How are we new-millenium readers supposed to grasp the social significance of nineteenth-century horsedrawn vehicles when even characters in nineteenth-century novels can be easily baffled? True enough that Miss Alice Vavasor and Lady Glencora are both very young ladies, and true also that they've lived marvelously protected lives, but still -- such appalling ignorance:
" [Alice Vavasor] saw a light stylish-looking cart which she would have called a Whitechapel had she been properly instructed in such matters, and a little low open carriage with two beautiful small horses....
"Dear Alice, I'm so glad you've come.... Your maid can go in the dog-cart with your things!" -- it wasn't a dog-cart, but Lady Glencora knew no better."
A dog-cart was not pulled by dogs. It was an informal vehicle with a recessed box or cage in which dogs were transported. Trollope lords it over his Lady Glencora for her ignorance of such plebian matters. And a Whitechapel? There's no footnote in my edition of Can You Forgive Her and neither google nor wikipedia hazards a guess (though Wik is well aware of a "deathcore" band of the same name), so I'll just go with "light stylish cart."

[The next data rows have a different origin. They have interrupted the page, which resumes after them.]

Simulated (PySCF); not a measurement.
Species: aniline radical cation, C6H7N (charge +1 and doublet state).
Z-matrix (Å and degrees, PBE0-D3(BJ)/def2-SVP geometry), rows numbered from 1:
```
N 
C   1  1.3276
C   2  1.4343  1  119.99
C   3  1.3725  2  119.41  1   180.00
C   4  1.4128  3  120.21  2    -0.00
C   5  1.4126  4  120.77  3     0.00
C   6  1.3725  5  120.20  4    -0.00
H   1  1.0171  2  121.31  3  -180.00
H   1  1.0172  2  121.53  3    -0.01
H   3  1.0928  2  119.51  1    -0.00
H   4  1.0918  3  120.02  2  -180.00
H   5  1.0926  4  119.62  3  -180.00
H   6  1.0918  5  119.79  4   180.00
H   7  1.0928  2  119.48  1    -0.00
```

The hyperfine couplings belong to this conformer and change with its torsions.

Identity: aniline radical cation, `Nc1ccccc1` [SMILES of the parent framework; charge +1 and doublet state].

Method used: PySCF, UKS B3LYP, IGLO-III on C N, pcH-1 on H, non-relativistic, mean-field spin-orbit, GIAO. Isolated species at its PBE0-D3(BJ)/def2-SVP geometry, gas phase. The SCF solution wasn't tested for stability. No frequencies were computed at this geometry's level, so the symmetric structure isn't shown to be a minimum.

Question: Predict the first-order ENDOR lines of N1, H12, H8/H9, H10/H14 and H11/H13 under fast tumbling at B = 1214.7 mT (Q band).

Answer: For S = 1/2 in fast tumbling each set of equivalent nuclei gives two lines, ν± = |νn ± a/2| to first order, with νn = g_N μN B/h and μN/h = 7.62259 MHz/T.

And now add "Whitechapel" to the list: barouche, basket carriage, berlin, britchka, brougham, buckboard, buggy, cabriolet, caleche, cariole, carryall, chaise, chariot, clarence, concord wagon, coupe, croydon, curricle, cutter, daumont, dearborn, dennet, diligence, dog-cart, fiacre, fly, fourgon, four-wheeler, gig, go-cart, governess cart, hansom, herdic, jaunty car, jersey-wagon, kibitka, landau, patache, phaeton, pill-box, post-chaise, rockaway, shandrydan, shay, sociable, spider-phaeton, spring-van, stanhope, sulky, surrey, T-cart, telyezhka, tilbury, tarantass, trap, troika, victoria, vis-a-vis, wagonette, and wurt.